The Grave at Vukovar

A war crimes tribunal sent forensic scientists to investigate mass graves in the former Yugoslavia. What happened there?

"Bones," forensic anthropologist Clyde Snow once said, "are often our last and best witnesses: they never lie, and they never forget." Snow first discovered human bones at Ovcara, a farm outside Vukovar, Croatia, in 1992, after having been directed there by a man who claimed to be the survivor of a massacre. Attempts to investigate the site were thwarted until a peace accord was signed in December 1995, ending the war that had gone on there for four years.

In late summer of last year, an international tribunal set up by the United Nations Security Council to investigate war crimes in the former Yugoslavia sent forensic anthropologist William Haglund and teams of scientists, including Snow, to the area to study several mass graves. The exacting work at the Ovcara grave site included making a precise map of the location of every object found, including bones and bullets. Bodies were placed in bags and sent to a morgue in Zagreb.
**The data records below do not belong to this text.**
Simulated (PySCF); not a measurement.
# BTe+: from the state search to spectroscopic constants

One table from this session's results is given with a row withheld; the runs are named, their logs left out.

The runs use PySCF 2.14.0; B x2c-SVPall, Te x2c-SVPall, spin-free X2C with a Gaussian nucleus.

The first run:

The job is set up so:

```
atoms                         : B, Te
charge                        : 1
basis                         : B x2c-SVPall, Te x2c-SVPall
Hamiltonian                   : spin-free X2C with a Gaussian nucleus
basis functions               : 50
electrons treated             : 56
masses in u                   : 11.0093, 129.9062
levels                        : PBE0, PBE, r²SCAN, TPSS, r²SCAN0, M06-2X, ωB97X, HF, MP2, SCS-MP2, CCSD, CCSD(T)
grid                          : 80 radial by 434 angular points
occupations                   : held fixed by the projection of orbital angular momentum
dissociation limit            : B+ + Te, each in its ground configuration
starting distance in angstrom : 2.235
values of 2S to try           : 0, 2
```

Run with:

While work was going on in the countryside, Snow set up shop at the morgue, parsing the bones so that identifying characteristics of each body could be recorded. He also took descriptive information gathered from family and friends of people who were missing and entered it into a database he had developed years earlier to keep track of victims of an airline crash. Comparing the two sets of information will enable researchers to identify the remains.

The war crimes tribunal and the families of victims are anxiously awaiting the results of the investigation.